Imagine a time when a person could exist having never heard of The Beatles. In 1972, when Immigration and Naturalization Services (INS) attempted to deport John Lennon, he hired an immigration attorney that would change the world. Amazingly, his attorney had never heard of him and had no idea that he was about to transform government policy.

To fight the decision to deport Lennon, they not only sought to stop it entirely, but at the very least were trying to delay the proceedings so that Yoko Ono could continue her custody battle (which was taking place in the US), and search for her child, who was abducted by the father (not Lennon). What was achieved went well beyond that, and exposed a secret government program.

Secret Government Program Revealed

During the Nixon administration, John Lennon was viewed as a threat to the current administration's political platform. It was no secret that Nixon was did not approve of the rock & roll music. The big revelation from Lennon's deportation case was that INS and the government had a secret program that would designate certain immigrants as priority or non-priority for purposes of deportation. Obviously, those in the non-priority group would be safe from deportation. Through thoughtful and dutiful use of Freedom of Information Act requests, Lennon's lawyer was able to discover nearly 2,000 incidences of the secret program.

In exposing the secret program, Lennon's lawyer forced INS's hand into officially recognizing the program. In doing so, the INS also released official guidance on how the program would be applied which curbed the program's misuse. President Obama's current deferred action policy is rooted in the program that Lennon's case exposed.
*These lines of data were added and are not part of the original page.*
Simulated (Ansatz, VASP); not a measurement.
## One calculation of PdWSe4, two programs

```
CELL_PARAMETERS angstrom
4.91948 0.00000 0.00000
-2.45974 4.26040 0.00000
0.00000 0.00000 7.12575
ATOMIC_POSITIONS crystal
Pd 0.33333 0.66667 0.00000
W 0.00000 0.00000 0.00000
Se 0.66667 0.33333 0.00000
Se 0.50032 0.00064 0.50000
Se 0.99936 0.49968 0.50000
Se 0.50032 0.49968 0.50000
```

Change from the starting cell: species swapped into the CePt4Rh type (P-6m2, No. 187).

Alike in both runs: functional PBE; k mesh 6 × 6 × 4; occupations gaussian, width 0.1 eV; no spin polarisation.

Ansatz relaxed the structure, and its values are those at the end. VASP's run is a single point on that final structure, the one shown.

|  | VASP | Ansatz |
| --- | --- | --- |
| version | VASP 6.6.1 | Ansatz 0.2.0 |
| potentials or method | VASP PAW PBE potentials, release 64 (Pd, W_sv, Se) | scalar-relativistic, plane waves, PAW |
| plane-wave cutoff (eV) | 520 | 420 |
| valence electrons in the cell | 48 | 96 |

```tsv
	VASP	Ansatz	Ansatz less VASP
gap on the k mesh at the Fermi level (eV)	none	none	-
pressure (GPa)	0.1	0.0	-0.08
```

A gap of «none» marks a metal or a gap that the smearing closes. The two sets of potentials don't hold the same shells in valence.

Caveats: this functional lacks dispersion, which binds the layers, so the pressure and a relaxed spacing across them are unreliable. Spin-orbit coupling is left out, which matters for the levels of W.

John Lennon's Deportation Case

While the exposé of the secret program proved critical in Lennon's case, what may have been more critical was the technical application of the US law allowing deportation for drug convictions. Lennon's 1968 conviction for possession of "cannabis resin," aka hashish, from the UK, was being used as the basis for his deportation. The law specifically used the term "marijuana" and Lennon's lawyer skillfully differentiated between marijuana and hashish. Lennon famously testified when asked about the difference: "Hash is much better than marijuana."

Lennon was granted a waiver and his deportation denied. Likely, a strong motivating factor in the decision was Ono's missing child and custody battle.